# looking for rental



## neil and marcia duncan (Jul 22, 2011)

hi we are a retired couple from nova scotia looking for a rental in ajijic for jan 2012 thru apr 2012.small casita,studio or one bedroom would be great.
anybody got any rentals or leads?
thanks marcia and neil


----------



## sparks (Jun 17, 2007)

Try Chapala.com. They have a message board


----------



## m55vette (May 21, 2010)

You can also try VRBO, there are quite a few Ajijic rentals there with photos.


----------



## FHBOY (Jun 15, 2010)

m55vette said:


> You can also try VRBO, there are quite a few Ajijic rentals there with photos.

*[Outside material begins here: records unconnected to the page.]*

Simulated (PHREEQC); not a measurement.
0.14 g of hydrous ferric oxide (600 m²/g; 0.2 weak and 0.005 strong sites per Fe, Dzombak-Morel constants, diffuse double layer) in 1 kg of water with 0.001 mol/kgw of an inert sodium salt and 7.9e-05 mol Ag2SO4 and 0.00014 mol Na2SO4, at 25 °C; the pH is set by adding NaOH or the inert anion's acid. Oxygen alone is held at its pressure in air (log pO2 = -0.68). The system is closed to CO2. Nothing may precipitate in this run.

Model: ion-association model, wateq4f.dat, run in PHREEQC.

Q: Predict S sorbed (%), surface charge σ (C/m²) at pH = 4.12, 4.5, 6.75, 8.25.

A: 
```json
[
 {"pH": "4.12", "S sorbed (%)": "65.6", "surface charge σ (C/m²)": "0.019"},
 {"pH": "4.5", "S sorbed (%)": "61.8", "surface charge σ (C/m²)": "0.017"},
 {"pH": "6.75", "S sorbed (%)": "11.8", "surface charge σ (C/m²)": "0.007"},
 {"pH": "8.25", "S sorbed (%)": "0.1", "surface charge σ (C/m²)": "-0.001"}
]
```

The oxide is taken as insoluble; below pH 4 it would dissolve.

You could start with The Google - Rentals Ajijic - Long Term. I have an agent in the area we are using for a purchase. I would be happy to share their info if you would Private Message me (I do not use this public forum as I think it would violate the rules).


----------



## xabiaxica (Jun 23, 2009)

FHBOY said:


> You could start with The Google - Rentals Ajijic - Long Term. I have an agent in the area we are using for a purchase. I would be happy to share their info if you would Private Message me (I do not use this public forum as I think it would violate the rules).


recommendations of businesses you have used personally are always welcomed from _regular, long term members_ such as yourself

new - or indeed any- members who only post to push their own (or a 'friends' ) business/property_ would be _violating the rules


----------



## FHBOY (Jun 15, 2010)

*Rentals in Ajijic*

I didn't know much about the VRBO.com - but went there yesterday - what a great place to look for stuff.

The people I worked with (BTW he called me here in Baltimore yesterday from Ajijic) are Don & Linda Wright wrighteammexico.com Ajijic - Chapala - Real Estate Info Centre - Don Wright & Linda Wright Real Estate Team

I don't know if they can help you, but they have been very good with us.


----------